Three Questions: Rev. Joseph Thomas

Three Questions is a semi-regular series introducing individuals across the NAB by asking them about their story, their ministry, and what they are learning. This week, we hear from Joseph Thomas, the pastor of Neshaminy Valley Baptist Church in Bensalem, Pennsylvania. He will also be speaking at the 2024 Triennial during the Friday night General Session.

What’s your story?

I grew up in India in a Christian family and migrated to America in 1988. Having now spent more of my life in America than India, I have the benefit of two different cultures, values, and predominant religious backgrounds, with their many blessings and challenges. In my mid-20s, I did a risky and counter-cultural thing by falling in love and marrying Elizabeth of my own choice – she is Sri Lankan and grew up in America. Ours was not an arranged marriage, as is more typical for someone from India or Sri Lanka, and we are from two different countries, which means different languages, cultures, and so forth. Elizabeth and I have three adult children, and we have no dogs or cats, but we do have a koi fishpond.

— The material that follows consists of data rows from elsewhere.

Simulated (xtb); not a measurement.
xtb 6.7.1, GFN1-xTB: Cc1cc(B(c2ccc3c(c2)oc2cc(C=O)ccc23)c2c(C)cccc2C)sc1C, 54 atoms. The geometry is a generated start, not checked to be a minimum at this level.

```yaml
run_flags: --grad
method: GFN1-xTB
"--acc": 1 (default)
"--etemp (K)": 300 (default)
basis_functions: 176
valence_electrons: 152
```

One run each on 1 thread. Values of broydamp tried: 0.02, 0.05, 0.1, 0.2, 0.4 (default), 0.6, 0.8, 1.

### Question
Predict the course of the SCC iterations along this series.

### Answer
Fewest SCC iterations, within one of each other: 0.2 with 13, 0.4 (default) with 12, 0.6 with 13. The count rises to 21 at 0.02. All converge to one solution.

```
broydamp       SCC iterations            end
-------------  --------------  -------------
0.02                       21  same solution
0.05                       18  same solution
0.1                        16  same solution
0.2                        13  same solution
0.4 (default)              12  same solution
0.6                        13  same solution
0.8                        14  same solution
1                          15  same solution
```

What’s ministry like for you (what is your ministry context)?

Prior to entering the ministry full time, I went to school and worked in the financial industry. Though my calling brought me to pastoral ministry, I have been able to broaden my “ministry” outside the “church” through entrepreneurial involvement. I’m in my 26th year of pastoring Neshaminy Valley Baptist Church in Bensalem, Pennsylvania. This has been a wonderful haven of ministry where I’ve gotten to teach the Word, introduce people to Jesus Christ, and disciple them into maturity. While the congregation is predominantly White and suburban, more recently God has also led me into a church plant in Germantown, Philadelphia, an African American urban community. Rather than start with a church that eventually reaches out to the community, conceptually we are trying to reach the community with Kingdom work and expect them to see the “reason for [our] hope” (1 Peter 3: 15) and turn to Jesus. Ministry for me also includes entrepreneurial efforts with a Kingdom focus; it is not confined to just what I do in classical ministry.

What are you learning (how are you being challenged in ministry)?

I am learning that ministry skills are less important than character and surrender to God. In the pastoral ministry, my Sunday morning preaching and teaching is just an introduction to loving my congregants and being their shepherd Monday to Saturday. I am led to ask the simple question: Do I love the people I serve? I love Jesus, I love the Kingdom of God, I love God’s Word, I like to preach and teach, I love God’s Church. But the question is whether I love them ‘more than these.’ Loving Christians is hard and intentional work, especially when they place nationalism over Kingdom priorities, say foolish things on social media, treat with contempt their fellow Christians with whom they disagree, and are experts on everything because they either watch a particular TV channel or regurgitate what someone else said. At some point, the challenge of loving them is more a reflection of my own heart and Christian character than their spiritual immaturity.